I think I finally understand how latency does and doesn't relate to throughput. If you decrease latency by "shortening the road," cars will appear at Pittsburgh at the same rate (throughput) as before. On the other hand, if you decrease latency by making the car faster, you will also increase throughput.

Now, making the road twice as long and doubling the speed of the cars would be the same as simply adding a second lane.

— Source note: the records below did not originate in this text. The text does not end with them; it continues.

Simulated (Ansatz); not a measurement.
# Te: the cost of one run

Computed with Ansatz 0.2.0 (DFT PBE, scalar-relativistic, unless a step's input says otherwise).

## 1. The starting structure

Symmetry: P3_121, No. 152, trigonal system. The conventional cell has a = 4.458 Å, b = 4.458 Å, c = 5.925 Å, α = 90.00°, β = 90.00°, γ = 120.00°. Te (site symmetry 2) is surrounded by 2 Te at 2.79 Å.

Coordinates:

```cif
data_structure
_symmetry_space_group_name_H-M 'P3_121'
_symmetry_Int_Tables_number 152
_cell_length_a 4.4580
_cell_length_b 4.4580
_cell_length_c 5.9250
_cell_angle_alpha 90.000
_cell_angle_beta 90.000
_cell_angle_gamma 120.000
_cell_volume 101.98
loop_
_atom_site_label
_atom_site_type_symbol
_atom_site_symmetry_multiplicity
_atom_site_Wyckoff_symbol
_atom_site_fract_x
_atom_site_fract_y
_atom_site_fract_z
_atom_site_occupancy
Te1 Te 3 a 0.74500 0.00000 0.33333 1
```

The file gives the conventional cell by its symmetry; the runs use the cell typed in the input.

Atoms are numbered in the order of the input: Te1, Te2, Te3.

In a real, physical memory transfer system, is there a parallel to all three operations (change road length, change speed limit, add/remove lanes)?

anonymous

@jhibshma I believe there are parallels for the three above operations in a physical memory transfer system. Changing the length of the wire, depending on the type of communication, can effect the transfer. For example, USB has a limited length, and does not work past it. I'm not sure exactly about changing the speed limit, but I assume it is pretty easy to change the hardware for different speed throughput. Adding/ removing lanes is similar to changing the overhead required with sending all of the data, by removing the length of headers/footers with each piece of data, even though the bits/sec that is being transferred stays the same, you are able to send more data across.

jaguar

Another way of looking at the difference between latency and throughput is that if you put an 3.6 terabyte hard drive on an airplane and flew it between Washington, DC and Pittsburgh, the latency would be about 1 hour, i.e. the length of the flight. However, the throughput would be 1 gigabyte per second, i.e. the amount of data reaching Pittsburgh on average each second. Hence, you could increase throughput by putting more hard drives on the plane. You could also increase throughput by decreasing latency, i.e. flying the plane faster.

aeu

Maybe not entirely related to memory bandwidth but the whole 'throughput & cars' analogy made me think of Andrew Tanenbaum's famous quote "Never underestimate the bandwidth of a station wagon full of tapes hurtling down the highway". This XKCD What If question takes a scientific look at the throughput of various methods of data transmission.

maxdecmeridius

Is having cars spaced by 1km analogous to pipelining? So would decreasing the space between cars be the same as increasing the hardware's capability to pipeline data computation?

colorblue

@maxdecmeridius

Yes in this example if you think of the road an a sequence of instructions where only one car can access that segment of road. If you decrease the distance between the cars this is similar to decreasing the cycle time for the pipeline and therefore increasing the amount of steps in the pipeline. Interestingly enough by increasing the cycle time and amount of steps this will most likely increase the latency.

doodooloo

Is throughput the same as bandwidth? Based on what I read online, that seems to be the case. If that is true, then I would consider throughput as a toll station which only allows cars passing through at a certain rate, so letting the cars drive faster (as shown in this slide) should not affect the throughput at all. Unless my understanding of throughput is incorrect, I guess this slide should be amended.